As we discussed here, and in our recent article in The Federal Lawyer, deference to Internal Revenue Service (IRS) pronouncement is an important issue for taxpayers and their advisors. Our prior writings dealt generally with the three levels of deference in tax cases and how they have been applied by the courts. A recent Tax Court case looks at the level of deference owed to statements in preambles to tax regulations.
In Estate of Morrissette v. Commissioner, 146 T.C. No. 11 (Apr. 13, 2016), the taxpayer cited to the preamble to regulations dealing with split-dollar life insurance arrangements. Those regulations dealt with two mutually exclusive regimes for taxing these types of arrangements entered into after September 17, 2013. The preamble to the regulations included an example that was structurally identical to the arrangements at issue in the Tax Court case. In reviewing the preamble, the court noted that while it had previously been unpersuaded by a preamble, it believed that the preamble was a statement of the IRS’s interpretation of the statute and therefore should be judged under the “power to persuade” standard in Skidmore v. Swift & Co., 323 US 134, 140 (1944). The Tax Court found that the preamble was consistent with the taxpayer’s interpretation of the statute and contrary to the IRS’s position, and found the logic of the preamble to be sound.
The Tax Court’s statements regarding Skidmore deference are important for taxpayers, both in planning and defending transactions. In prior cases, the Tax Court has held that the IRS is “obligated to follow” its “published administrative position” and treated such positions as a concession as to the proper result, e.g., Dixon v. Commissioner, 138 T.C. 173, 188 (2013). A preamble to a regulation could be viewed as a published administrative position, given that it is part of a Treasury Decision that is published in the Internal Revenue Bulletin and the IRS’s position is that the Internal Revenue Bulletin is the “authoritative instrument of the Commissioner.” Treas. Reg. § 601.601(d). It is unclear whether the taxpayer in Estate of Morrissette argued that the IRS was obligated to follow the preamble.
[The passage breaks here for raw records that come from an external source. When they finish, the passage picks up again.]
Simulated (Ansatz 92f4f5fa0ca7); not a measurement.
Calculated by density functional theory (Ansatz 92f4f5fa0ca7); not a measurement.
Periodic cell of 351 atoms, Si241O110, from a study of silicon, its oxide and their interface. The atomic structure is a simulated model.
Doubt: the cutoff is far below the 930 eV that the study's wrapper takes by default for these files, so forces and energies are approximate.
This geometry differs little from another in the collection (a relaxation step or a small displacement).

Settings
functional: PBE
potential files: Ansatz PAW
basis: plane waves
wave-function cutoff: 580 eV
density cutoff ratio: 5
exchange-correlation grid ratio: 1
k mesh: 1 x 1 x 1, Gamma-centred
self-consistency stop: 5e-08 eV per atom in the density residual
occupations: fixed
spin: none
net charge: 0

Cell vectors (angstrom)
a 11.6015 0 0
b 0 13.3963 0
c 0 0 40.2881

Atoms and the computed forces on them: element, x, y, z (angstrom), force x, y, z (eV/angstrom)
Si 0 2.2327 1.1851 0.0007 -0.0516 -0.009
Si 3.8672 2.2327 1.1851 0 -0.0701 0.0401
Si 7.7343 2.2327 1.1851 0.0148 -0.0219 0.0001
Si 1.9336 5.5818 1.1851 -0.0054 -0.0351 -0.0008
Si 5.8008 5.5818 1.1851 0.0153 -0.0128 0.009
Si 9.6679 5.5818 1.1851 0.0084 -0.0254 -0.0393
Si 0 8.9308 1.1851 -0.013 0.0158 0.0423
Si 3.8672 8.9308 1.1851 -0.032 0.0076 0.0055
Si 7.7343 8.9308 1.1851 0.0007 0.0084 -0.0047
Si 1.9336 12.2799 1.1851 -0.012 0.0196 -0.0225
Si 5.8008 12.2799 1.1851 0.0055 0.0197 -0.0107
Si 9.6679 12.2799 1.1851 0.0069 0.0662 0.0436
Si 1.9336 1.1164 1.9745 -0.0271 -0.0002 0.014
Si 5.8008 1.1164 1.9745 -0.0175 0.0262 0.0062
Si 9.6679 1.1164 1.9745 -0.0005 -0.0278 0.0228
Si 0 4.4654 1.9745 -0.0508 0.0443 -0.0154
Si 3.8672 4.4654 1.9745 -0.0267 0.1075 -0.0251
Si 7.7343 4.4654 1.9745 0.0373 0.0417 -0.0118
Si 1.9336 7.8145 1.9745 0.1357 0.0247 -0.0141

Taxpayers that wish to rely on preambles to regulations, or that are defending against an IRS position based on a preamble, need to be aware of these arguments in planning and defending their transactions. To the extent the preamble is supportive of a position and contains a persuasive and sound analysis, one could argue that Skidmore deference applies. Under this argument, the IRS should not be able to disavow its interpretation of a statute or regulation. Additionally, taxpayers may wish to argue that under the principle announced in Dixon and prior Tax Court cases, the statements in a preamble constitute a concession by the IRS to which it is bound. A similar analysis should be undertaken if the preamble is contrary to the taxpayer’s position.